Anonymous Amateur
For Anna Volume II
Anonymous Amateur nods to the first female photographer, Anna Atkins, who was nearly erased from photographic history because she was a woman. At one point, people believed the signed initials A.A. on prints stood for “Anonymous Amateur”. Atkins was an amateur botanist who is most known for her cyanotype photograms of algae specimen; these works are camera-less cyanotypes made at the shoreline, where algae and debris from the landscape adhere to the photographic materials.
For Anna Volume III
In 2017 I viewed a volume of Anna Atkins’ Photographs of British Algae in the Rijksmuseum conservation lab. Atkins’ book was bound in the 19th century and consists of 307 unique cyanotype plates made in the 1840s. Each plate is a blue and white photogram of specimen collected from the shoreline, dried, exposed in the sun, washed in water, and meticulously labelled by hand.
Over time, certain images in Atkins’ book have imprinted on each other. Imperfections on the surface or residue from human contact have offset onto neighboring pages. The prints have become part of each other. They have changed each other.

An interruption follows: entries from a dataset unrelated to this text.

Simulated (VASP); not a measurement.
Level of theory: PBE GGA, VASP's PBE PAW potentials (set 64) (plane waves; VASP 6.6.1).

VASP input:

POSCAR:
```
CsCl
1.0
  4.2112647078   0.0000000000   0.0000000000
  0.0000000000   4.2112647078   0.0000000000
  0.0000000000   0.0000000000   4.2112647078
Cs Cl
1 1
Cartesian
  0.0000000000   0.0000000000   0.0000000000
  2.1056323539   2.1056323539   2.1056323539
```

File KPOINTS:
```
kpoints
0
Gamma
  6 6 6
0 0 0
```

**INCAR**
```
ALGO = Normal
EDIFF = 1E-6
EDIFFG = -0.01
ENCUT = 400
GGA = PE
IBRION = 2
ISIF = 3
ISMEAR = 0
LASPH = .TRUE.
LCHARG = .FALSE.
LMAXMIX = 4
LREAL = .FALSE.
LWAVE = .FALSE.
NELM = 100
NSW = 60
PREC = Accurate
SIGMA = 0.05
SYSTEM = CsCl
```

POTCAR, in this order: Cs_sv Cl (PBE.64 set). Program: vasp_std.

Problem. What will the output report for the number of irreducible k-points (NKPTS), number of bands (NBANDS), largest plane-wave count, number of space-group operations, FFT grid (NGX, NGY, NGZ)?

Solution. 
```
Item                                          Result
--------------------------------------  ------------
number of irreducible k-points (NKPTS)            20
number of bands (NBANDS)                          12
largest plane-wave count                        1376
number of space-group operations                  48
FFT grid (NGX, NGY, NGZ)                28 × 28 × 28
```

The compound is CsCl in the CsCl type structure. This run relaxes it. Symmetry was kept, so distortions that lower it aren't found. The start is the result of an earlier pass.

For Anna Volume III is an homage to Atkins, who published the first book using photography to scientifically illustrate the world around us, and whose work has shaped my own. The book consists of cyanotypes from the last five years—made at the ocean, exposed by the sun, and washed by the waves. As the book is handled and ages, the prints will impact each other and show markers of the process of time. It is housed in a box that includes a fragment folder, where viewers are asked to collect and deposit debris that shed from the book during viewing.